In November 2017, the EC published its third list of 173 PCIs – 106 electricity transmission and storage, four smart grid deployment, 53 gas, six oil and four cross-border carbon dioxide networks. The new PCI portfolio allows the integration of renewable energy and its transportation over longer distances while maintaining a high level of security of supply. The selected PCIs also include 15 electricity storage projects, including some based on compressed air technology. These projects will result in better interconnection, smarter grids and improved storage options, thus providing more flexibility and grid stability and allowing better management of peak loads, both locally and transregionally.

Around 30 energy infrastructure PCIs have been completed or are likely to become operational by end 2018. Further, of the 173 projects that are part of the third PCI list, 47 are scheduled to be completed around 2020.

A key priority that is yet to be achieved is the synchronisation of the electricity grids of the three Baltic states’ with the continental European network. Currently, a study in this regard is being carried out by the transmission system operators of Lithuania, Latvia, Estonia and Poland, along with the European Network of Electricity Transmission System Operators.

Another focus area for the EU energy market is the integration of the Iberian Peninsula with the European mainland. While the INELFE (Interconexión Eléctrica Francia-España) project between Spain and France was commissioned in 2015, a lot more still needs to be done. The Biscay Bay line – a new electricity interconnection between Spain and France comprising a 280 km submarine section and two converter stations – needs to be commissioned by 2025 and thus must be given the highest priority by the regulatory and permit granting authorities. In addition, development works on the proposed interconnector between Spain and Portugal must also continue to ensure its commissioning by end 2018. However, many PCIs (including both electricity and gas) are still not on track, with around half of the projects currently facing delays (in permitting process) or being rescheduled because of uncertainty related to commercial viability or future demand.

During the period 2014-16, 74 PCIs benefited from the CEF programme. Of the Euro 5.35 billion energy budget, grants for works and studies worth Euro 1.6 billion have already been allocated. Going forward, the CEF plans to concentrate more on electricity and smart grid projects, focusing on the integration of renewable energy across borders, as well as innovation, digitalisation and smartening of the grid.

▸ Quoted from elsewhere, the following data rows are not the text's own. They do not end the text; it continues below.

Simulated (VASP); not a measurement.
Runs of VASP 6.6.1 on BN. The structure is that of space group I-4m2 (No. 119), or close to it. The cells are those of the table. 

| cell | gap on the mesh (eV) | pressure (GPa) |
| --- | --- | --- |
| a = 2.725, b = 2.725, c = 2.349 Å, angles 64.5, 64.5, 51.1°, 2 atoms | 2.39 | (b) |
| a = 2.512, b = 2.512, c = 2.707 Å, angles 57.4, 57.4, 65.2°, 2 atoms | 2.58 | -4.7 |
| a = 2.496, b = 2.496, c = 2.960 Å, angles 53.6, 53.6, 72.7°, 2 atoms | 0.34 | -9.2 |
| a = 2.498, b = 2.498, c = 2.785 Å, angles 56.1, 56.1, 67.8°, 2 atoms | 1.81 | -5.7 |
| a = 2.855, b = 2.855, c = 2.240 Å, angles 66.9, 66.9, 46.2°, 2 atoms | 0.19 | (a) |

The success of the TEN-E framework is now being witnessed. The TEN-E regulation has led to accelerated permit granting, and the approval of projects is now more streamlined and expedited. Further, the regulatory measures under the TEN-E framework have accelerated the implementation of important PCIs. So far, 18 gas and six electricity PCIs have benefited from the cross-border cost allocation decisions and three projects have received investment decisions issued by the national regulatory authorities. However, as per the EU, the potential of the TEN-E Regulation is yet to peak as national authorities need to further reinforce TEN-E rules to ensure the timely implementation of PCIs.

Interconnection targets

In 2002, the EC set a 10 per cent interconnection target (defined as import capacity over installed generation capacity in a member state) to be achieved by each member state by 2020. The implementation of PCIs has resulted in many member states achieving these targets. Today, 17 member states have already crossed the 10 per cent interconnection target. This has resulted in improving trade and lowering wholesale prices in these countries. Further, seven more member states – Bulgaria, Germany, France, Ireland, Italy, Portugal and Romania – are expected to reach the 10 per cent target by 2020 through the completion of PCIs currently under construction. However, several countries including Spain, the UK, Ireland, Poland and Cyprus are not expected to reach the 10 per cent target by 2020. These countries will achieve their targets as various interconnection projects (Portugal-Spain, Spain-France, Ireland-France, etc.) come online.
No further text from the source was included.